Like many readers, I am quite a fan of the Babylon Bee, which is a satirical site. Yes, our intelligent readers likely already know it is satire, but Snopes and Facebook have been confused about that in the past, so, again, the Babylon Bee is satire.
Anyway, hardly a day goes by when the Bee does not give me a good laugh or two as friends share this or that “news” story from them. But when I heard that they were coming out with a book length Guide to Wokeness, I wondered how well their style would translate to a long format. We can all think of excellent humor writers and comedians who excelled in short formats but flopped in books or movies. Maintaining humor beyond a few pages or a few minutes is no easy task.
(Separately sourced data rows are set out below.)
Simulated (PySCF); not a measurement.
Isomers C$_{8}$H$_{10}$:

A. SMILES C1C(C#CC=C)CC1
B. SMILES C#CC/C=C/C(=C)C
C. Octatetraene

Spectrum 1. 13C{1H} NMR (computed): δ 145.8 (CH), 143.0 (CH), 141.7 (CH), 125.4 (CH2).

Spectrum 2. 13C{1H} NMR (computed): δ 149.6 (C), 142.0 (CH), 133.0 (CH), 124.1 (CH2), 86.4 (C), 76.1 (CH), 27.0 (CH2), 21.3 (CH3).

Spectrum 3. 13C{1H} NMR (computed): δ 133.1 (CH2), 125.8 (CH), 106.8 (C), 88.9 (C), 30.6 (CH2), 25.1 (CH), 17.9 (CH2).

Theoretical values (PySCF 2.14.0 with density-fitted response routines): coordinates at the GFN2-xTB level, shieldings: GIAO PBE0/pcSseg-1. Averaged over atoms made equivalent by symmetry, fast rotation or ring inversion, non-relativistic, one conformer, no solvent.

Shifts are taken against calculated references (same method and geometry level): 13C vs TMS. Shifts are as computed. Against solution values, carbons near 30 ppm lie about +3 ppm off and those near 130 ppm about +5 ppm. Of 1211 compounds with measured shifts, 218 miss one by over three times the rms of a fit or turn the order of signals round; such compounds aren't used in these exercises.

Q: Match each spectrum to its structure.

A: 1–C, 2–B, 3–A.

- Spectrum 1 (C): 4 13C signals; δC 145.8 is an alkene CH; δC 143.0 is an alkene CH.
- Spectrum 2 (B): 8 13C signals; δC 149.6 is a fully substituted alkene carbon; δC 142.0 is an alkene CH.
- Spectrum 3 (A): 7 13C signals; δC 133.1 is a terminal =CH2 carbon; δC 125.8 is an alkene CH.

In the case of The Babylon Bee Guide to Wokeness, my skepticism was unfounded. Just about every page had me laughing . . . hard. In fact, I alerted friends I was in danger of dying laughing just in case I had a joyous demise.
The subtitle How to Take Your Wokeness to the Next Level by Canceling Friends, Breaking Windows, and Burning It All to the Ground tips off the book’s approach. It purports to be a guide by the woke on how to become woke. In so doing, it time and again comes very close to or even repeats what the woke crowd actually advocates – which makes the humor that much more effective and increases the chances that the dullards at Snopes, Facebook and elsewhere will be fooled again.
A few highlights. The opening of the chapter on race is too on target:
Race is a social construct created by white people to excuse their oppression of black and brown bodies. It’s also the most important thing about you.
On “brainwashing the next generation,” er, education:
Sadly most parents of small children aren’t woke and don’t look kindly on teachers turning their innocent kids into violent revolutionaries who will someday throw them into the gulag. This, of course, is due to their white fragility and lack of intelligence.
Of special note is the chapter, “How to Make Sure Your Church is as Woke as Jesus.” The title and opening illustration alone had me falling off my chair. The first section of the chapter boldly reinterprets Scripture to demonstrate Jesus was woke. I found this especially relevant:
When Lazarus died, Jesus raised him from the dead so he could vote Democrat:
Jesus performed this miracle a few times, raising hordes of people from the dead and leading them straight over to the voting booth so they could cast their vote for a Democratic candidate. Democrats are following in His footsteps and are still performing this miracle today.
The chapter is slightly revisionist in reinterpreting and retranslating scripture. For example, here is 1 Samuel 16:7, “updated to reflect correct thinking”:
Man looks upon the outward appearance, and so does God because He’s not colorblind.
And under “How to Guide Your Church on its Woke Journey” this advice hits close to home:
Go through the entire Bible and find every use of the word “justice.” Then simply insert the woke buzzwords such as “social” in there. . . . Social justice pretty much means the opposite of boring old regular justice, but most of the people in church don’t know that.
I hope the Bee expands this chapter into a book and soon.
I do have two criticisms of this “guide”. The humor often gets dark. Given that that real life woke rhetoric often descends to vilification to the point of being eliminationist and given that wokeness has a strong totalitarian streak, dark humor is appropriate, but the book sometimes seems to use it too frequently and easily. Secondly, it may be even better if the styles of humor were more diverse and inclusive. I would have enjoyed the use of more dry and subtle humor at times, but then I’m Anglican.
But these are the criticisms of a fan. What the Babylon Bee attempts to do in their Guide to Wokeness is stunning and brave, and they pull it off very well. Some friends, family and perhaps enemies can expect it as a gift from me this Christmas.
I will add that, in a way, it really is a guide to wokeness. As effective satire, it treads on the edge of the truth and often right on it. It could serve as an entertaining primer to wokeness for those able to distinguish satire.
In other words, it’s not for Snopes.